I shouldn’t enjoy it as much as I do, but I love when I can spot a scholar’s dislike of a historical personage—it shows their humanity. Perhaps the pretense of neutrality is what makes us academics so vitriolic when writing in nonacademic settings. FINALLY WE CAN LASH OUT.
Here’s what Susan Karant-Nunn has to say about Calvin:
“Calvin’s expatiation on Christ’s suffering is almost nil. Having, we assume, read the scriptural text aloud, he then refers to it almost obliquely, as a springboard for his remarks on Christians’ moral condition, which is poor.”
It’s veiled, but it’s there–the not-quite-scholarly use of “nil,” the sarcastic rhythm, the clipped end of the second sentence.
“The emotional trajectory of these Passion sermons is then upward; the congregation is taken from the horror and depths of its corruption to, in conclusion, the possibility of reconciliation with the Heavenly Father. Perhaps the series should have ended on this note.”
So delightfully dry! Why, you ask, should it have ended on this note?

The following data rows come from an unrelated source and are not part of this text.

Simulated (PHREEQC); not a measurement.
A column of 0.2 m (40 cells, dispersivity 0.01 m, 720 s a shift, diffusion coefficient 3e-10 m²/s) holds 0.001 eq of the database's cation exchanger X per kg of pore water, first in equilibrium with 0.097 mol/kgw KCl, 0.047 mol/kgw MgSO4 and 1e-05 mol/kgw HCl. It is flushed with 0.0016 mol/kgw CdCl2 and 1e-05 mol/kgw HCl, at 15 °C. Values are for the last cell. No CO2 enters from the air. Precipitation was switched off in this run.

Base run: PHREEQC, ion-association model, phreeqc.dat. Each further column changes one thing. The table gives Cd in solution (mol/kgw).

“But in the final sermon, on the Resurrection, Calvin remarks on the fact that the women who went to Christ’s tomb preceded the disciples in hearing the astonishing news. In telling about the Resurrection first to women, who are by nature weak, ignorant, and infirm, God wanted to demonstrate ‘the humbleness of our faith.’ The men, normally elevated and designated to engage in public transactions, deserved punishment, in any case, for having abandoned their master. But God accepts the service even of the weak–he is referring here to the women.”
How about this?
“Unquestionably, Calvin adheres to the doctrine of the atonement; it is central to his conception of salvation for worthless humankind. Yet, so important is it to him to impress his charges with their worthlessness that he resorts to the emotive vocabulary of shaming and condemnation. His language is extreme, and it is designed to break down any lingering sense of self-worth and self-reliance in those around him. His initial stress is upon the nullity of human self-esteem. He proffers the atonement only secondarily, after he has rhetorically (he hopes) reduced his audience to the verminous level to which he repeatedly assigns it.”
Whew. (Also, incredibly effective as a piece of persuasion; I had no particular feelings about Calvin before, but I like Calvin him a lot less after reading this.)